Range-Null Latent Prior-guided Consistency Model for Low Light Image Enhancement

• The null space, say, {x for Ax=0} of a full-rank linear operator A (as the author formulated in Eq.15) only contains x=0. The null-space refinement term $I - \gamma A^{-1}A$ thereby degrades to $1 - \gamma$. Thus the claimed null-space refinement is over-claim.
• The experiments contain unfair comparisons. The light decoder is trained with benchmark images as the author stated in the implementation details. This renders an unfair comparison for all competitors and raises doubts about the proposed method's soundness. Authors shall use COCO, HQ-50k, or other normal-light datasets that are out of the benchmarking dataset for a fair comparison.
• The dataset proposed is not well-motivated. The authors shall highlight the contribution to the community for this evaluation set.
• Please proofread to eliminate typos.
• I suggest the authors to move the related work part to the main manuscript, since this year the page limit of the conference is 10 pages.

Insignificant Main Idea. Given that the range-null space decomposition (Schwab et al., 2019) has been explored with the diffusion model in (Wang et al., 2023b) for image restoration tasks, and consistency models (Song et al., 2023) have offered quality-computation trade-off against diffusion models via direct noise-to-data mapping, using latent consistency model (Luo et al., 2023) to replace the diffusion model in (Wang et al., 2023b) and applies it for a specific task of enhancing low-light images is incremental. The authors may highlight which part of the proposed range-null latent prior-guided framework is novel and justify its significance via analysis.

Unclear Motivation. In addition, the logic of introducing language prompts for refining null-space content is hard to follow. First, I cannot find where in CFG (Ho&Salimans, 2022) mentions about generating language-aligned images. Second, it is not clear how the language-aligned image generation inspires this paper to use contrasted language prompts to refine null-space and how these contrasted language prompts are obtained. The authors may explicitly explain the motivation for using contrasted language prompts for refining the null-space content of low-light images.

Unclear Novelty of the Proposed Lighting Decoder. The differences between the proposed lighting decoder and the bypass decoder of QuadPrior (Wang et al., 2024) are the different training data. The authors may clarify whether it is novel and (if yes) justify how it represents significant novelty.

Unsupported Claims. The paper claims that the global illumination prior “physically” guarantees the reliability of range-space content. The paper also claims that the consistency model (Song et al., 2023) is more effective for generating null-space content. While these two claims are important to understanding the model designs, there is no evidence and analysis that can justify these two claims. The authors may provide analysis and evidence to justify them.

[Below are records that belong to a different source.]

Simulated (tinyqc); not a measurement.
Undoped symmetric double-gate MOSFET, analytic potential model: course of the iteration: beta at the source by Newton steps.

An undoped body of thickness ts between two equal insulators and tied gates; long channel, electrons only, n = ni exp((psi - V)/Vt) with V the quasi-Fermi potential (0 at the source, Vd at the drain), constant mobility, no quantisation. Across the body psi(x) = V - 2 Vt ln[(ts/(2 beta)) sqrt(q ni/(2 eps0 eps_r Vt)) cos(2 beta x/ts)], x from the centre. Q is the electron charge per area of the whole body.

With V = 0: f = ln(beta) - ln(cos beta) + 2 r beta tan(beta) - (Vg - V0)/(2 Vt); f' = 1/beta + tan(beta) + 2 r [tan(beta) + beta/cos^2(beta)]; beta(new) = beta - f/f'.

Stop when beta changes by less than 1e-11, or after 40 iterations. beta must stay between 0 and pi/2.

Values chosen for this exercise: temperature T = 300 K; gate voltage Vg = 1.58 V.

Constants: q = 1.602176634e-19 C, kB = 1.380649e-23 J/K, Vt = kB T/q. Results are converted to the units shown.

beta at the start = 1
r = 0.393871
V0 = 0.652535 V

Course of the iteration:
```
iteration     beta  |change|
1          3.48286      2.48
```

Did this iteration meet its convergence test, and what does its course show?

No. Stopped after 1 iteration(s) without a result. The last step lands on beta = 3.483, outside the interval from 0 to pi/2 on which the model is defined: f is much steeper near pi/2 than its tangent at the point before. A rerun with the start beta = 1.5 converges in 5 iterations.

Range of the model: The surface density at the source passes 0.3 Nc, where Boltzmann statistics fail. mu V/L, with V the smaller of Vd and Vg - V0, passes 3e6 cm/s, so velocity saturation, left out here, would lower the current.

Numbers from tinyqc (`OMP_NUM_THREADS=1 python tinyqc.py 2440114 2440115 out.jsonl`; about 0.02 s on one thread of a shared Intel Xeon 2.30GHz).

Unconvincing comparisons. The ground truth images in the proposed UAV-LL datasets are still quite dark, for example, the last case in Figure 5, and the result produced by the proposed method is also darker than those of other methods. While the paper criticizes previous methods for not generalizing well to the proposed dataset according to the quantitative comparisons in Table 1, it seems that existing methods produce visually better results but the ground truth images in the proposed dataset favor the results produced by this paper. This makes the comparisons on the proposed dataset unconvincing. The authors may clarify why the evaluation based on such dark ground truth images in the UAV-LL dataset is reasonable.

Missing ablation studies. The results of removing the self-attention swapping mechanism and using different language prompts and guidance scales are missing in Table 3.

Minor Issues. Line 070, Should the reference for LCM be (Luo et al., 2023) instead of (Song et al., 2023) for the consistency models? Line, 086, this -> This. Line, 398-399, we report…is selected as… Line, 462, should RNLP be RLPCM? Line 377, it is not clear how many GPUs are used.

It is not clear whether the authors would release the training data and codes. Without releasing the training data, it may not be possible to reproduce the results as the paper relies on self-collected training data.

see questions below

1. In line 320, the manuscript indicates that the lightening decoder is trained using a benchmark dataset. This introduces an unfair advantage over prior methods that adhere to stricter training protocols.

2. The assertion that the null space of matrix A contains only {x = 0} holds true given that A is consistently a full-rank operator. Under this condition, the proposed “null-space refinement” degrade to a classifier-free guidance mechanism, thereby undermining the novelty and technical robustness of the approach.

3. The motivation for introducing a new UAV-captured low-light dataset is ambiguous and insufficiently justified.

4. The novelty of the proposed method is limited. The application of range-null space decomposition within a diffusion-based framework and the use of text prompts for classifier-free guidance are established concepts in low-level vision.

1. The global illumination factor assumption mentioned in the paper regarding Range-null Space Decomposition is robustness-deficient, especially in real nighttime environments with diverse lighting sources, such as bustling cityscapes with varied lighting. It seems less credible and should consider local lighting properties rather than relying solely on a constant factor.

2. The qualitative visualization results presented by the authors (as shown in Figures 5 to 12) mainly display night scenes with low contrast and lack exploration of more complex night scenes, such as those in the DARKFACE dataset.

3. In Section 2.3, it is unclear how the global illumination factor, which depends on a constant factor, is calculated. It is also unclear what the various subplots in Figure 4 are intended to illustrate, including the definitions of the axes.

4. In the process of Range-null decomposition, noise removal is not considered. Noise caused by high ISO values or insufficient exposure time is an unavoidable issue for low-light enhancement.

5. The setup of training the Lighting Decoder with an additional 7,000 images collected is unfair when compared to other methods. Why is the decoder's training loss based on Equation 13, in a minimax form?